Re: [OT] Imperial measures
On Thu, 06 Oct 2011 18:27:29 -0400
Doug <firstname.lastname@example.org> wrote:
> On 10/06/2011 04:18 PM, Weaver wrote:
> > On Thu, 6 Oct 2011 16:56:27 +0100
> > Lisi<email@example.com> wrote:
> >> On Wednesday 05 October 2011 01:02:36 Weaver wrote:
> >>> I think it's a pity that the gill has fallen into misuse.
> >> Its usefulness is limited by the fact that it is not a fixed
> >> measure, but covers various different amounts according to the
> >> region in which it is used, anyhow in the UK. Hence, I imagine
> >> its decline, with the ubiquity of television cooks.
> > In a professional food career that spans over forty years, from base
> > level commis pastry chef to successful consultancy practice, I have
> > never known a gill to be any other than 150ml.

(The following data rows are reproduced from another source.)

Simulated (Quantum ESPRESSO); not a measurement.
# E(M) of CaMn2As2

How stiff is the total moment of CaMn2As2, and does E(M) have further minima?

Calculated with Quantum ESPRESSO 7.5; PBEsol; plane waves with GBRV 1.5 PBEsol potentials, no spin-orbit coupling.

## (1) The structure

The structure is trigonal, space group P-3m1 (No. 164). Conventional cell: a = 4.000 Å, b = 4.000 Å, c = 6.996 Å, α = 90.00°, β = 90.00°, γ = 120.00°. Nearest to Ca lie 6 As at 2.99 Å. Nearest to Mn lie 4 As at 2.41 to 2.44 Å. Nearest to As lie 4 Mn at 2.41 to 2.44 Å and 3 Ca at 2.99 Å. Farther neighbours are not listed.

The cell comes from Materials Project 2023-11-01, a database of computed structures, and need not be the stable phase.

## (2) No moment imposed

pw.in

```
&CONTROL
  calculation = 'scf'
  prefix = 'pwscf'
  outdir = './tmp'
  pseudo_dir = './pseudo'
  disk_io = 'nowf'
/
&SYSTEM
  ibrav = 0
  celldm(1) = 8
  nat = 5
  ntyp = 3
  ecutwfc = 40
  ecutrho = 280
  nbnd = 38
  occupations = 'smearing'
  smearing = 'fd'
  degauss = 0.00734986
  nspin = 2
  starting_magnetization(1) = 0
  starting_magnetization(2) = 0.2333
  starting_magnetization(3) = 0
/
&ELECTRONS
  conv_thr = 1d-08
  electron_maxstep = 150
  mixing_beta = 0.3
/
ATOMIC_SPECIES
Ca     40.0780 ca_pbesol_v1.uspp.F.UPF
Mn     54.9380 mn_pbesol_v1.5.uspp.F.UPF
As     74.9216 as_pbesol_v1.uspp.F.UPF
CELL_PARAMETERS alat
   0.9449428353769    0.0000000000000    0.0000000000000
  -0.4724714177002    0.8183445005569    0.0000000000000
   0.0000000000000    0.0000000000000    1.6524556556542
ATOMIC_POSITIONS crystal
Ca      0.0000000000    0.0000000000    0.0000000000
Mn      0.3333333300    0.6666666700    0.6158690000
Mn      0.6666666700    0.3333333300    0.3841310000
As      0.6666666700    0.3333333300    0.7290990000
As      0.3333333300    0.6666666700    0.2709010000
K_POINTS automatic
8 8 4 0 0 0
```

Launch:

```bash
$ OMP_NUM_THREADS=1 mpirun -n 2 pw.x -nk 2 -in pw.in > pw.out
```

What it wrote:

> > The vast majority of 'TV cooks' are a social sub-group that I'm
> > afraid I have grown to despise in the interim, especially in regard
> > to pastry work, where many professional chefs could not be rated as
> > any more than woeful.
> > Regards,
> > Weaver.
> The units program says a gill is 118.3 ml. If you look at the data
> script for units, there is a very impressive list of sources. I
> believe that the units program was first mentioned in this thread, so
> it is definitely available in Debian.
I beleive that the U.S. gill has some variance, which is what this may
As far as the U.K goes, london City and Guild training is 142.& so
many particles, but try measuring that by eye. So the world, sensibly,
defaults to 150 ml, which you can readily find on the side of any
measuring glass and a variance that any recipe can absorb.
"In a world without walls and fences,
what need have we for Windows or Gates?"